On the first day of OxyCon, Allen O’Neill, a full-stack big data cloud engineer, glued everyone to their seats with an in-depth talk on web fingerprinting and its effects on the web scraping practice. In a genuinely captivating presentation, numerous ways were introduced of how user data is collected and used to build unique profiles, called fingerprints.
What’s more, Allen emphasized that browser fingerprinting is emerging to be the primary weapon to identify web scraping bots. Hence, for everyone gathered at OxyCon, it was an excellent opportunity to learn about future challenges in the web scraping game. Without further ado, let’s dig deeper into what we learned from his informative presentation.
Mr. O’Neill opened his presentation with a statement – “we all have secrets.” However, he explained just how willingly we give away these “secrets” to various third-party sources. These sources analyze our data, and consequently, target us as consumers more effectively.
How it’s done? For example, by merely having location services enabled on our devices or by giving permissions to our installed apps to track us. Of course, these days, people start to understand that they pay with their data. However, not many of us are aware that our information is being smoothly passed on to “carefully selected partners.” To paint a picture, here’s trackers and permissions of what seems like an ordinary and harmless app:
Surely, it’s about time we read those T&C! However, as Allen explained, it’s that irresistible trade-off in the value of products and services for the wider community. Frankly, there is no hiding for internet users. It seems that privacy is truly being driven to extinction, and it’s just a first step in how our unique online fingerprint is being built.
What is a browser fingerprint?
So, a browser fingerprint refers to information that is gathered about a computing device for identification purposes. In other words, any browser will pass on highly specific data points to the connected website’s servers. For instance, such information as the operating system, language, plugins, fonts, hardware, to name a few. Mr. O’Neill shared a website where everyone could check their browser fingerprint. Here’s how it looks:
If you think that these data points seem rather basic and it would be impossible to identify the actual user behind the browser, think twice. Panopticlick researched that in the best scenario, only 1 in 286,77 other browsers would have the same fingerprint. That’s how unique each user’s browser fingerprint is, which makes it considerably easier to identify individuals.
For those who are thinking about employing a proxy, using a VPN service or old-fashioned incognito mode, unfortunately, that would be no barrier to pass on the said information to various visited websites. Even if the user enables do-not-track mode, the data will still be passed on. What is worse, there is no opt-out option.

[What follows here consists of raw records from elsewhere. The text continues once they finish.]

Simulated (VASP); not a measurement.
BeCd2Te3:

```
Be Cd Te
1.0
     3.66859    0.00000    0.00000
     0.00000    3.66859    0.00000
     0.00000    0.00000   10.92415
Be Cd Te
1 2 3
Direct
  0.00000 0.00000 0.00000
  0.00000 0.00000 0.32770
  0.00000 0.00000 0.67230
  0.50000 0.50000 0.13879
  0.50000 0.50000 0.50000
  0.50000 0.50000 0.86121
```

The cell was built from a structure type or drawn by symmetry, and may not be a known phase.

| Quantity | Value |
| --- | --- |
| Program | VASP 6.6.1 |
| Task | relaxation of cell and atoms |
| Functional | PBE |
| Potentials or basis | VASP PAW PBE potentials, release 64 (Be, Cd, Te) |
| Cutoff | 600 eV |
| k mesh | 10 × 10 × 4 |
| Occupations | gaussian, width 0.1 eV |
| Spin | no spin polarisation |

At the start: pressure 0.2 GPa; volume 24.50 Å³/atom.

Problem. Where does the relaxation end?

Mr. O’Neill further explained that cookies are losing relevance as a technique of identification and tracking, thanks to fingerprinting. Now, a question might pop up whether fingerprinting itself has any advantages? Well, it all depends on the angle. Browser fingerprinting aids in fraud and account hijacking prevention. Also, it collects already mentioned data, helps to obtain real-time marketing analytics, and identify non-human traffic.
Hold on, there’s more
Ultimately, for those who are into web scraping, it’s all about avoiding captchas. In other words, web scrapers need to portray organic traffic to prevent blocks from the desired data sources. Well, according to Mr. O’Neill, not only browser fingerprinting but also WebRTC and Wasm are emerging technologies that will differentiate bots vs. human beings. It already directly impacts web scraping and will only make processes more challenging for the foreseeable future.
What’s more, Mr. O’Neill took a step further and introduced hyper-personalization as the next wave in the web evolution.
What is personalization?
Ecommerce personalization refers to utilizing data from multiple sources to customize the individual shopper experience to increase conversion rates.
It’s important to note that:
- Data sources can be both internal and external
- Data collected can be both explicit and implicit
- Personalization can be both prescriptive and adaptive
Throw in behavior tracking (think likes and check-ins), and it truly is the next big thing. It will allow tracking internet users in much more sophisticated ways. This also means that separating real human beings from bots will potentially become a piece of cake.
What does it mean to web scraping future?
Due to web scraping frequently being a cat-and-mouse game, switched-on data sources are likely to implement such anti-bot measures at their end. This means that today’s bots won’t stand a chance to collect public data successfully. The future web scraper bots will need to adapt to the presented challenges and have no margins of error when trying to imitate organic user behavior. So, how can it be achieved?
According to Mr. O’Neill, the only way will be to build guided bots, i.e., construct personas that will need to have their web-footprint schedules. Just like regular internet users, they will have to show their organic behavior to visited websites. Only then, it will be possible to mix within the internet crowd, and consequently, slip under implemented anti-bot detection means.
It’s a wrap
A huge thanks go to Mr. Allen O’Neill for such an engaging and eye-opening presentation that he delivered to us all at OxyCon 2019. It’s safe to state that all attendees noted actionable insights from his impressive take on fingerprinting and its effects on web scraping practice. For now, roll on OxyCon 2020!